But it seems to me, for the future of psionics in 5e D&D, the use and manipulation of the Concentration mechanic may be the golden key to meet [or satisfy] the most demands of the most people.

Thoughts? [heh heh. Psionics thread...asking for thoughts...cute. ehem. Carry on.]


I have actually been trying to incorporate something like this into a homebrew psionic that i`ve lazily working on while waiting for the offcial one.

My idea is based off the 3.5 focus. Some abilities need you to expend focus to function. So you have limited number of powers, some of which are buffs, some blast/utility. the buffs almost exclusively require concentration (as per the 5e model) to activate many of the blast/utility powers you need to expend your concentration ie can`t cast your mindblast if you aren`t already concentrated. to balance this with the action economy i`ve set all the concentration buffs to activate on a bonus action.
 

DJCupboard

Explorer
In the spirit of 5e being about options, I could see an entire class write up for a Psion (won't get into the war about flavor v mechanics and spells), but also a sorcerous origin (like the storm sorcerer they introduced in UA) heavy on flavor. Maybe add a feat for casual dipping, and a roguish archetype and a martial archetype for completeness.

Introducing it into my own campaign, I like the idea of it being new to the world, with no (or limited) system transparency with magic. I would let a single Arcana check and the like by the players overcome that though, so it wouldn't be a burden to the narrative and game play.
 

Vael

Legend
My preference is that Psionics is more discipline-focused. Spellcasters can just learn a spell, it doesn't matter if you've never cast a fire spell at all, you can learn Fireball or Meteor Storm. To me, since psionics are more about being a telepath, or telekinectic, I kinda want Psions to have to focus on a discipline to get more powerful abilities. I feel like Psionic powers need to have some kind of tree or some kind of dependency, so you can't cherry-pick.
 

Chryssis

Explorer
My preference is that Psionics is more discipline-focused. Spellcasters can just learn a spell, it doesn't matter if you've never cast a fire spell at all, you can learn Fireball or Meteor Storm. To me, since psionics are more about being a telepath, or telekinectic, I kinda want Psions to have to focus on a discipline to get more powerful abilities. I feel like Psionic powers need to have some kind of tree or some kind of dependency, so you can't cherry-pick.
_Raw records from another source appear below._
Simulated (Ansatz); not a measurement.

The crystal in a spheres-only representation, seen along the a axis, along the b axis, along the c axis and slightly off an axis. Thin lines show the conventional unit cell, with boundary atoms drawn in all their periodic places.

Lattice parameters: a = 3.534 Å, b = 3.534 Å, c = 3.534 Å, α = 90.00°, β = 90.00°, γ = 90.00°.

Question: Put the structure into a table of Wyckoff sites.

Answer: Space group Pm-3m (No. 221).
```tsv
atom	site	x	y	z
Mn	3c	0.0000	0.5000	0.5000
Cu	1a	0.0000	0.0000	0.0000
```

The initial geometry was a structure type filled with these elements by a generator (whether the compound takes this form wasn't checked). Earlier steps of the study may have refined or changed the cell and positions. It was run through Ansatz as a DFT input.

That is pretty easily done via the archetypes, same as clerics get different domains, druids different land types, and warlocks different pact lists. I would tend to agree that I like them to be focused, ie all clerics can heal, all psions can do some telekinesis (like mage hand) but when it gets to the more specialized, I would like to see telekinetic themed abilties, teleportation (psychoportation), telepathic abilities etc be more highly separated. maybe all psion can do one form of teleporting but only a psychoporter can do group teleport, dimension door, astral projection type effects.
 

Staffan

Legend
Mouseferatu;6626892Looking at "traditional" psionics in fiction--old pulps said:
could[/I]--not saying "should," but "could"--just take a whole bunch of spells from the PHB, say "These no longer require V/S/M components," and call it psionics. And you'd be able to do everything you need to do to call a character a psionicist.

I agree that you could reskin a few spells and use a sorcerer or wizard and call it a psionicist for... let's call them limited purposes. Like when Keith Baker played a warforged "artificer" for a charity game, the artificer was a reskinned cleric. In the same way, if you were doing a Dark Sun one-shot, you could "fake" a psionicist fairly easily by reskinning a sorcerer. But I don't think that method has enough "meat" to it to support a setting like Dark Sun, or the more psionics-heavy areas of Eberron (you could use it for an occasional Inspired villain, but not for a Sarlona campaign).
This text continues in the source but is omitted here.